Alignment of dense molecular core morphology and velocity gradients with ambient magnetic fields

TL;DR

This study analyzes the relationship between dense core shapes, velocity gradients, and magnetic fields using extensive observational data, revealing weak overall alignment but specific anti-alignments in protostellar cores.

Contribution

It provides a large, cross-matched catalog of dense cores with detailed morphological, kinematic, and magnetic field data, and investigates their relative orientations with novel statistical insights.

Findings

Most cores show no preferred orientation relative to magnetic fields.

Protostellar cores tend to be anti-aligned with magnetic fields, indicating magnetic influence during star formation.

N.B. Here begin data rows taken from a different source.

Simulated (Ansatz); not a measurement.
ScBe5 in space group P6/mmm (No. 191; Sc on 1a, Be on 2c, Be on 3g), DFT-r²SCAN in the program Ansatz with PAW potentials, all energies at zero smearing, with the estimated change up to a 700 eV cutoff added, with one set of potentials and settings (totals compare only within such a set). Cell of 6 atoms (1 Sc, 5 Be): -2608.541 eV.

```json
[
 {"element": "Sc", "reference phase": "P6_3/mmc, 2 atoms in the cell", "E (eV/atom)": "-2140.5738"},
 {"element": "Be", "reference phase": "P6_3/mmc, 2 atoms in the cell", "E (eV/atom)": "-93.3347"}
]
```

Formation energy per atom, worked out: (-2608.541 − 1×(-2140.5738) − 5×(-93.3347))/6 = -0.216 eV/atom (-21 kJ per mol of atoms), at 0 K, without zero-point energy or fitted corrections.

Region-specific anti-alignment suggests local magnetic field order affects core orientation.

Abstract

Studies of dense core morphologies and their orientations with respect to gas flows and the local magnetic field have been limited to only a small sample of cores with spectroscopic data. Leveraging the Green Bank Ammonia Survey alongside existing sub-millimeter continuum observations and Planck dust polarization, we produce a cross-matched catalogue of 399 dense cores with estimates of core morphology, size, mass, specific angular momentum, and magnetic field orientation. Of the 399 cores, 329 exhibit 2D $\mathrm{v}_\mathrm{LSR}$ maps that are well fit with a linear gradient, consistent with rotation projected on the sky. We find a best-fit specific angular momentum and core size relationship of $J/M \propto R^{1.82 \pm 0.10}$, suggesting that core velocity gradients originate from a combination of solid body rotation and turbulent motions. Most cores have no preferred orientation between the axis of core elongation, velocity gradient direction, and the ambient magnetic field orientation, favouring a triaxial and weakly magnetized origin. We find, however, strong evidence for a preferred anti-alignment between the core elongation axis and magnetic field for protostellar cores, revealing a change in orientation from starless and prestellar populations that may result from gravitational contraction in a magnetically-regulated (but not dominant) environment. We also find marginal evidence for anti-alignment between the core velocity gradient and magnetic field orientation in the L1228 and L1251 regions of Cepheus, suggesting a preferred orientation with respect to magnetic fields may be more prevalent in regions with locally ordered fields.